This Sunday, I’ll run my first organized 10k. As I type this first very rough draft out my race is sitting before me like a growling dog on a porch. I want to reach out and pet her but I am afraid she might bite my hand off. But even if I fall flat on the trail in the predicted ‘soaking rain’ I will count the last 5 weeks of training as a success.
Turning away from that dog for a minute (she looks like a Great Dane I once knew but not as sweet) I can see what I’ve learned connects to my muse in ways that surprised me. I type out here what I’ve learned hoping you can benefit from the pounding I’ve recently given the pavement in my neighborhood.
Even if you’ve never run and never intend to run but would like to create with words, or teach, or ring bells, or make children’s crafts out of cardboard or whatever else drives you to make beauty in the world, I offer up these thoughts to you.
1. Know Deep in Your Soul You Will Do It
This is easier said than done on the cold, rainy days of January and February but more rewarding at the same time. I set in my mind that I will train at a certain time and move forward. If the weather is too horribly awful, I use the treadmill.
I hear my 3 year old say, “But I don’t want you to run!” feel a stab of guilt and then do it anyway, knowing that keeping myself mentally and physically in shape is not going to scar him for life. (But I will say this is part of why I’m not running marathons. At my pace, I need over an hour after work to run those 6 miles and that’s enough time away from household stuff for me. There are, after all, those cardboard houses to build and fascinating Chuggington videos to watch. And guilt to fight off.)
I once read of a man who said, “You just have to know that you will finish your novel.” This has kept me going more than anything else. It works for running, and it works for every large project I feel is worthwhile.

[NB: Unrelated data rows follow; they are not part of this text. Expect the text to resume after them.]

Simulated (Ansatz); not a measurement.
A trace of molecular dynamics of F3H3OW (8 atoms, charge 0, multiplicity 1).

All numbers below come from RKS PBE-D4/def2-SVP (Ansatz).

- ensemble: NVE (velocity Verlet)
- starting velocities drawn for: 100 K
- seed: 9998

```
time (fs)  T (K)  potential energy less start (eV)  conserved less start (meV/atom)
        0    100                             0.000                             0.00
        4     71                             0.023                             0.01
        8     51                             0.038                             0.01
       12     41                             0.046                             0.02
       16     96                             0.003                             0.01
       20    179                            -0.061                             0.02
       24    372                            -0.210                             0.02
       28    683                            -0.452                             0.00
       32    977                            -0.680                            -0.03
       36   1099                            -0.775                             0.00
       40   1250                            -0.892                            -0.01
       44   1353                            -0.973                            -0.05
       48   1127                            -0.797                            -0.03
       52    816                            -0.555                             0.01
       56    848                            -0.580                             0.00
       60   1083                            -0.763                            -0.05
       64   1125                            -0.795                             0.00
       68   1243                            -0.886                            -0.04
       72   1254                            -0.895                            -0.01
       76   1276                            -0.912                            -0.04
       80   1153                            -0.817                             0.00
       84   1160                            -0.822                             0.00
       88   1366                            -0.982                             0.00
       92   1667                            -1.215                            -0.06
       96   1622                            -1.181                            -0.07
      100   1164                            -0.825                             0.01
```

With running, I surfed around and chose a training plan. Even though I might need decide to change it after this race, I feel ready for tomorrow because I stuck to my plan for the last five weeks. My legs are inspiring me to stick to my other plans in life, too.
2. Necessary Naivety
The last time I helped my sister move, we noticed how much more work it was than we had anticipated. I firmly believe that if we remembered how much sweat and agony moving involved no one would ever move again.
That would be a shame because we’d all be stuck in our same houses in the same neighborhoods forever more without any new adventures or, in my case, furniture.
My sister’s new house is much cuter than her last and worth the effort it took. Great projects like running and writing books are similar. If I clearly understood exactly how much work I set myself up for, my legs, mind and hands would rebel.
Training for this race reminded me that innocence helps me dream big enough to do those marvelous things anyway.
3. The Joy of the Road
Once I get out there, I have a fabulous time. Okay. After the first half mile I have a fabulous time. This pushes me past the horrid before and beginning stage more than anything else. I long to feel that rush of flying and get my body moving quickly into those running pants, so I don’t have to linger in the doldrums of ‘I’m too tired to do this malarkey any longer than necessary.’
And, once my feet hit that road, I feel invested even during the more difficult parts. I find ways to build myself up (like imagining the trees cheering me on) and refuse to give up until I’ve finished my 4 miles because, damn it, I have already finished three!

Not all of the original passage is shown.